Using a Dictionary Database to Build a Smarter Parser

I’ve been toying with the idea of using a dictionary to provide recommendations for unrecognized commands. The responses could look something like this:

> travel north
I don't recognize "travel" as a command. You might be able to use "go" instead.

> inspect chemical
I don't recognize "inspect" as a command. You might be able to use "examine" or "analyze" instead.

> blaze wood
I don't recognize "blaze" as a command. You might be able to use one of these instead: burn, light, or ignite.

Right now I’m looking at WordNet as a tool for identifying synonyms.
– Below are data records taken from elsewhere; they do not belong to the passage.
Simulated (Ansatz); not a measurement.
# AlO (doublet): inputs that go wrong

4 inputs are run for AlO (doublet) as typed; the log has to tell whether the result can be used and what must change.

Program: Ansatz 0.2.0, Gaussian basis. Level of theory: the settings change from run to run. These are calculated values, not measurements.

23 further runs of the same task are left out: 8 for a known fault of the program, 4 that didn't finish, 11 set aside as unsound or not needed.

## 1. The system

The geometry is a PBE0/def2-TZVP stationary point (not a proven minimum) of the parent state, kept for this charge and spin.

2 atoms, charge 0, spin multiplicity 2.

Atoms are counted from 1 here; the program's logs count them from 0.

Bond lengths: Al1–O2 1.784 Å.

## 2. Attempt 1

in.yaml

Are there any other projects doing anything similar? From what I’ve seen, there’s very little automation in this area, although the results of my first experiment might explain why.

People have occasionally speculated about something like this, but I don’t know of any cases of it actually being done.

Two thoughts:

  1. Are you doing this with the game nouns too? Nouns actually vary more from one game to the next, so it feels like that would be where you would make the most gains from having a WordNet compiler plugin (whereas you could build a standard library with really rich verb synonyms).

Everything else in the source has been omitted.